The United Nations convenes the first session of its Global Dialogue on AI Governance in Geneva on July 6-7, 2026 — the first time all member states sit down together under a permanent UN process dedicated to how artificial intelligence should be governed.
A forum born from the Global Digital Compact
The dialogue was created by General Assembly resolution A/RES/79/325, delivering on a commitment made in the Global Digital Compact (A/RES/79/1) adopted at the 2024 Summit of the Future. Its stated purpose is to ensure that AI governance "reflects the priorities of all nations, not just the most technologically advanced," and that the benefits of the technology "are shared by all."
The 2026 session is co-chaired by H.E. Egriselda López, El Salvador's permanent representative, and H.E. Rein Tammsaar, Estonia's permanent representative. Secretary-General António Guterres and General Assembly President Annalena Baerbock are among those due to take part.
What is on the agenda
The dialogue is designed as the UN platform where governments, the private sector, academia and civil society exchange best practices and work toward common approaches. Discussions are organized around four thematic clusters: the opportunities AI creates, capacity-building for developing countries, the trustworthiness of AI systems, and the protection of human rights.

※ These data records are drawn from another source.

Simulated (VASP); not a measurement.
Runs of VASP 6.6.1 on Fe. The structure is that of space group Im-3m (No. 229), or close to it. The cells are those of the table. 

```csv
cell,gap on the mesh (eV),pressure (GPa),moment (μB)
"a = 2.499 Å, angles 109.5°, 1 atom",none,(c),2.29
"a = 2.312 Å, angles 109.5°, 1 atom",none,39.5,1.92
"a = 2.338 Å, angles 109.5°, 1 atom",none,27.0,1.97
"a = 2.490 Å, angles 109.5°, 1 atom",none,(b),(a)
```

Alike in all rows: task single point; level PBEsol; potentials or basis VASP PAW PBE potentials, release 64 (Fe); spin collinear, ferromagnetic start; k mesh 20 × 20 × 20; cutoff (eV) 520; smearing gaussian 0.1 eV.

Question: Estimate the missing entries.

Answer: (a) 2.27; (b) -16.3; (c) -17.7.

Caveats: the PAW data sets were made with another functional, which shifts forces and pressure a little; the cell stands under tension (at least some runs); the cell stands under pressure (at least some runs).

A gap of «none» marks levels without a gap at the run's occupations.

The science panel behind it
Running alongside the dialogue is the Independent International Scientific Panel on AI, described by the UN as the first global scientific body devoted entirely to the technology. Established by the same resolution in August 2025, its 40 members were selected from more than 2,600 candidates across 140 countries and appointed by the General Assembly in February 2026. The panel is co-chaired by Yoshua Bengio of Canada, a co-recipient of the 2018 Turing Award, and Maria Ressa of the Philippines, the 2021 Nobel Peace Prize laureate, and is meant to give the dialogue a shared evidence base.
Geneva now, New York next
The Geneva session is held back-to-back with the ITU's AI for Good Global Summit. A second session is scheduled for New York in May 2027. The talks open at a moment of divergence in national approaches: the European Union begins enforcing its AI Act against general-purpose model providers on August 2, while the United States has favored a voluntary, cybersecurity-focused framework.